Another strategy is to hold out for better junk. Swear off the vending machines, and when you want candy, take time to visit an actual store where you’ll have a better selection and probably pay less. (You might even see something healthier to eat, and realize this would taste even better than candy.) Stop eating packaged cookies and instead make them yourself, so you can have better control over the ingredients (i.e., recipes that use canola oil instead of butter, or call for relatively less sugar, or include nutritional ingredients like oatmeal or dried fruit). Become more conscious of when you’re just eating certain foods because they are “there”, e.g., doughnuts that people bring for your office. If you plan ahead, you can make sure to have something healthier and more satisfying to eat for a mid-morning snack. Or, maybe you’ll decide you would enjoy a bagel just as much as a doughnut – and that you’re worth the extra bit of trouble it takes to go get one!

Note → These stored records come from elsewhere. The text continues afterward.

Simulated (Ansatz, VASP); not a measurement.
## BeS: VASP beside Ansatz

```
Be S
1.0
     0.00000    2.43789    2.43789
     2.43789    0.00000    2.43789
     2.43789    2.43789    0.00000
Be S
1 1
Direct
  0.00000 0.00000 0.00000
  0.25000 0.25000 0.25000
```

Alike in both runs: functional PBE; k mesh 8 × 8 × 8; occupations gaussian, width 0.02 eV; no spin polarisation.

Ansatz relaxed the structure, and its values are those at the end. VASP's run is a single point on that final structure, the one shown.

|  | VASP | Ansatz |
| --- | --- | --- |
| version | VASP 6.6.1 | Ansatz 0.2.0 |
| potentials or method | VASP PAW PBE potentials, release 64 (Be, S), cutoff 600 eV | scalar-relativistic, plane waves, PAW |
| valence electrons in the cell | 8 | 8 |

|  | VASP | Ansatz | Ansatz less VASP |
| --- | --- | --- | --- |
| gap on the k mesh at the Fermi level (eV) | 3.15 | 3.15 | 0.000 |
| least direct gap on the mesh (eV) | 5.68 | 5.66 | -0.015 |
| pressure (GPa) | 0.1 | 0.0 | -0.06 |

Finally, pay attention to how you feel after overeating or indulging in junk food. But don’t just get mired in guilt and remorse. Instead, make a mental note of how unpleasant it is to feel too full, queasy from fried food, or wired with too much sugar – and refer back to it the next time you contemplate eating the same way. If you find that certain items always make you feel bad, consider cutting them out entirely and finding appropriate substitutes, e.g., fruit juice or iced tea rather than soda, submarine sandwiches rather than fast food burgers. Gaining more control over your food choices and the quantities you eat, will be self-reinforcing. Don’t focus too much on outcomes, such as losing a certain amount of weight. Just feel good about “doing the best you can” in developing a healthier diet and a friendlier relationship with food.